Companies may have the perfect product, but the way they manage that product is causing them to have serious problems in the sales and revenue arenas. I spoke to Phil Tadros from Doejo to discuss the biggest mistakes companies make when it comes to product management.
AJ: Hello and thank you for joining me today. First of all, could you inform my readers about what Doejo does as a company?
Tadros: Absolutely. Doejo is an innovation studio & venture design firm that has helped companies produce amazing products on time using agile practices. We take an agile approach over the traditional waterfall as it allows us to build-to-learn; Through experimentation and iteration, we can react to feedback faster, adapt to sudden change, and build better products in less time.

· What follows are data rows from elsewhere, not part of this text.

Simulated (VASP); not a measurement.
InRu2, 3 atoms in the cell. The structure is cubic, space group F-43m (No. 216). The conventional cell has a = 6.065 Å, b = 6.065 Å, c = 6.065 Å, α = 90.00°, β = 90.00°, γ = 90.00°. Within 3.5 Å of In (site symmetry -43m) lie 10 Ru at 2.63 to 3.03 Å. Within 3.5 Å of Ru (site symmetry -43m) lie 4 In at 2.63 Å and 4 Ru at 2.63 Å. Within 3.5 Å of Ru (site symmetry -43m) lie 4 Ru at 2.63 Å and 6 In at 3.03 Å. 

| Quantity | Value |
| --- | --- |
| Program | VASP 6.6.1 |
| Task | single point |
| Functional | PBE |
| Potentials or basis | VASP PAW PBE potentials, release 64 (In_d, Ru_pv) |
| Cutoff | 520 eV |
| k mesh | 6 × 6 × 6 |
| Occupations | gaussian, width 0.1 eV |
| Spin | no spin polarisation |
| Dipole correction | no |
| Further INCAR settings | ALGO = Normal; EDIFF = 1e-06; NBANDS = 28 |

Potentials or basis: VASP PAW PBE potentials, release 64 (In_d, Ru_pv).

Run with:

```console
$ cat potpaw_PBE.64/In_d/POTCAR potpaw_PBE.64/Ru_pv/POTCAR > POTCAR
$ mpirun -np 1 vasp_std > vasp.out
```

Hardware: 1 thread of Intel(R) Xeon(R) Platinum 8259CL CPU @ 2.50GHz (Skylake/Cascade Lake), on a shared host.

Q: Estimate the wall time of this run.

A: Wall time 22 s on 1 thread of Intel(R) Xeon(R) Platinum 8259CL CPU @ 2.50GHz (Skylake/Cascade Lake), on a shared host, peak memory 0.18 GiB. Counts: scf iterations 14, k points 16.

AJ: Product management is an important thing for any company, but why do so many companies get it wrong?
Tadros: The reality is the managers aren't always suitable for the job. Take a look at this statistic, 82% of hires by companies are wrong. They don't work out or they didn't choose the best candidate. Many product managers simply aren't suited to the job to begin with.
Companies don't think about who they are hiring for this role. You cannot hire any old manager and expect it to work. Unsurprisingly, many companies fail at the first hurdle.
Another major issue is that companies don't use the best process when they build products. It's easy to get excited and map everything out in a product's roadmap before you start building anything. But then when a sudden obstacle or delay comes along, your whole plan breaks down. Team members start to panic and clients get upset, causing you to spend much more time and money on getting the project done.
Instead, we've always used our own agile methodology to build any product or company we've ever created. What I've discovered is that our process can be used in any industry, even outside of software. An example would be our co-working space Space by Doejo, and our coffee roaster company Bow truss. These companies are not software companies, yet we used the same processes we did with Doejo to make both of these startups successful.
AJ: And how important do you think communication is?
Tadros: Incredibly, many managers lack the basic attribute of communication. So many managers are unable to explain to people what they want and what they are trying to do. That means you have a team that fails to operate on the same page.
Once they are not on the same page, everyone is pulling in multiple directions. It's impossible to get the best out of your team when nobody is quite sure what the main objective is.
Communication is just as important with the customer. I believe in agile methodology over waterfall techniques because it puts the customer at the heart of the process. You check in with them consistently and you're able to tweak the product as you get feedback from early customers.
AJ: Can product managers ever fail simply because the product in question isn't good enough?
Tadros: Sometimes it's an issue with the product, but great product managers point out these problems early. They know there's something wrong because they have regular contact with the end user. I believe that a good manager can get 80% out of a product or service with 20% of the effort. The advantage of our process is we can get customer feedback really early on, before we've invested significant time and money in the building process. This allows us to figure out why the product isn't good enough and adjust before we use up all of our resources.
AJ: So what advice would you give to managers who are looking to improve their performances?
Tadros: I think that too many product managers fail to solicit feedback from both their team and customers early enough in the development process. Building a product is not the hardest thing in product development, it's building a product that people actually love using. To do this effectively, it takes constant iteration and communication with all stakeholders throughout the development process.
Many product managers grew up learning that the traditional waterfall method of product development was the best way to go. They became comfortable with this methodology, and now have been unable to adjust to more proven processes like agile. This is too true as well for the companies they work with-they see change as the greatest risk. And competition waits for no one, the first to apply a new skill will fly ahead in terms of innovation. So, I'd advise anyone leading a product team to adjust their mindset away from thinking that you can map out every single part of the development process beforehand and have everything go perfectly.
Mistakes and setbacks happen to even the best product teams, but the greatest product managers know how to adjust when things don't go as planned.
AJ: I would like to thank you for joining me today and educating my readers on the mistakes companies make when it comes to product management.